Age 5 to 11

Article by The NRICH Primary Team

Published 2014 Revised 2021

Reasoning: the Journey from Novice to Expert (Article)

This article forms part of our Reasoning Feature, and complements the article Reasoning: Identifying Opportunities.

Developing reasoning skills with young learners is a complex business. They need to learn to become systematic thinkers and also acquire the ability to articulate such thinking in a clear, succinct and logical manner. In many classrooms more progress is being made with developing the systematic thinking than with the elegant communication. There needs to be equal emphasis on both these aspects of reasoning and in both we need to consider progression. What would we expect from a novice reasoner as opposed to an expert reasoner? How can we help young learners to progress to expert level?

Progression in reasoning
At NRICH we see a five-step progression in reasoning: a spectrum that shows us whether children are moving on in their reasoning from novice to expert. Children are unlikely to move fluidly from one step to the other, rather flow up and down the spectrum settling on a particular step that best describes their reasoning skills at any one time.

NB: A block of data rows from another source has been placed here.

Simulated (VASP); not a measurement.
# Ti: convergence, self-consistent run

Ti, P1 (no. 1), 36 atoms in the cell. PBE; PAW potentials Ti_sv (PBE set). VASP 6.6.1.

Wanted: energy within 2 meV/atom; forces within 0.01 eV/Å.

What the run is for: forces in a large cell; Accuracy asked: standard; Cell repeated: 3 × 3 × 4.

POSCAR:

Step one: Describing: simply tells what they did.

Step two: Explaining: offers some reasons for what they did. These may or may not be correct. The argument may yet not hang together coherently. This is the beginning of inductive reasoning.

Step three: Convincing: confident that their chain of reasoning is right and may use words such as, 'I reckon' or 'without doubt'. The underlying mathematical argument may or may not be accurate yet is likely to have more coherence and completeness than the explaining stage. This is called inductive reasoning.

Step four: Justifying: a correct logical argument that has a complete chain of reasoning to it and uses words such as 'because', 'therefore', 'and so', 'that leads to'...

Step five: Proving: a watertight argument that is mathematically sound, often based on generalisations and underlying structure. This is also called deductive reasoning.

Let's look and see what these can look like in some children's solutions to an NRICH problem: Sealed Solution.

We need to bear in mind that when looking at these solutions we are assuming that children are able to communicate their thinking in a written form that is understandable by another without any verbal interpretation from the child themselves. In the classroom we are more likely to find out about children's reasoning through listening to their talk as they explore a mathematical challenge or talking with them ourselves.

Here is the task Sealed Solution:

A set of ten cards, each showing one of the digits from 0 to 9, is divided up between five envelopes so that there are two cards in each envelope. The sum of the two numbers inside it is written on each envelope:

What numbers could be inside the "8" envelope?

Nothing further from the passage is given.